[RFC][PATCH 00/24] x86/pti: Defer CR3 switch to C code

From: Alexandre Chartre
Date: Mon Nov 09 2020 - 09:42:47 EST


[Resending without messing up email addresses (hopefully!),
Please reply using this email thread to have correct emails.
Sorry for the noise.]

With Page Table Isolation (PTI), syscalls as well as interrupts and
exceptions occurring in userspace enter the kernel with a user
page-table. The kernel entry code will then switch the page-table
from the user page-table to the kernel page-table by updating the
CR3 control register. This CR3 switch is currently done early in
the kernel entry sequence using assembly code.

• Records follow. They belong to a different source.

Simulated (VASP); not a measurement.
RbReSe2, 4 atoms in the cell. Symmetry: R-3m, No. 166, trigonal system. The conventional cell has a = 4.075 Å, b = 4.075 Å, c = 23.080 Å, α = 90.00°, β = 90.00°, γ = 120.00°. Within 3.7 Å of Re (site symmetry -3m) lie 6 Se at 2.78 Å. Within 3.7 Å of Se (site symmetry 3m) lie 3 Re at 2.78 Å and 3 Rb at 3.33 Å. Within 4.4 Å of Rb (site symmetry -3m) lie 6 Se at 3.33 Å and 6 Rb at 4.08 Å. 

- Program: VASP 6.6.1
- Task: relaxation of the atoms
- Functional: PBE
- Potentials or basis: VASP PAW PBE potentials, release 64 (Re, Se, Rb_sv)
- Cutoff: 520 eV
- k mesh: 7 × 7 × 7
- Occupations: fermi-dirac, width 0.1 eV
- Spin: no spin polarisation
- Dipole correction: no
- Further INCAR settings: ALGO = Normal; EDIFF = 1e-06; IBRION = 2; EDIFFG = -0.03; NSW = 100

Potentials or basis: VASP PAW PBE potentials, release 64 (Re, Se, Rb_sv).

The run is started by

This RFC proposes to defer the PTI CR3 switch until we reach C code.
The benefit is that this simplifies the assembly entry code, and make
the PTI CR3 switch code easier to understand. This also paves the way
for further possible projects such an easier integration of Address
Space Isolation (ASI), or the possibilily to execute some selected
syscall or interrupt handlers without switching to the kernel page-table
(and thus avoid the PTI page-table switch overhead).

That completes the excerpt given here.